Paul Tereul, Iñigo Manglano-Ovalle and Tony Streit
The project was a collaboration between two artists, a teacher and a group of teenagers from a West Town high school located in a predominantly low-income, Mexican, Puerto Rican, Central, and South American neighborhood. They created an installation presented during a block party, composed by forty videos, which documented the everyday life of people living in the area, like gangs and their families, and gentrification in order to encourage action around challenges faced by the community. The high level of participation to the event pushed the organisers to create a long-term program devoted to the media and technology literacy of young people. In 1995 Street-Level Youth Media become one of the first nonprofits in US to offer technology access and media arts training to urban youth.
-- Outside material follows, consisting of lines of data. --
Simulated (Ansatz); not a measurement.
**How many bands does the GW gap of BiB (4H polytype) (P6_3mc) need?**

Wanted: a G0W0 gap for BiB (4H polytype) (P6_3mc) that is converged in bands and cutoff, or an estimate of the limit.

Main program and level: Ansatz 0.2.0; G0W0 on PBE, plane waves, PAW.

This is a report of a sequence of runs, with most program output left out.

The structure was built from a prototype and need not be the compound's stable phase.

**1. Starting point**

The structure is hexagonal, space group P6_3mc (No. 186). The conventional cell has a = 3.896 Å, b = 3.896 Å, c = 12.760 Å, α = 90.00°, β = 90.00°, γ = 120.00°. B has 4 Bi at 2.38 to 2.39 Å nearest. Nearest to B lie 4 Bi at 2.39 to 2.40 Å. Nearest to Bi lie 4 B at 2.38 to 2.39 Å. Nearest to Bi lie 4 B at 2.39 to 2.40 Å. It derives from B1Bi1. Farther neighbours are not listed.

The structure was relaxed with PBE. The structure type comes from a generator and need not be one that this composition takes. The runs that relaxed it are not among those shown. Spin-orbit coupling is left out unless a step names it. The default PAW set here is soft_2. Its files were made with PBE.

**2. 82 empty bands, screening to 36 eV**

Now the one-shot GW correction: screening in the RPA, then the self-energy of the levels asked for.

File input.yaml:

«Using video and audio production, graphic design, digital photography, and the Internet, Street-Level youth address community issues, access advanced communication technology, and gain inclusion in our information-based society.»
«The original location was opened at the site where numerous gang lines converged; a number of projects created dialogues between rival gang members who had never spoken to one another.»
The center emerged from a collaborative project in the seminal 1992-93 Culture in Action: New Public Art in Chicago exhibition curated by Mary Jane Jacob at Sculpture Chicago.
Iñigo Manglano-Ovalle, Paul Tereul and Tony Streit, artists, Inhabitants of West Town, teachers and teenagers.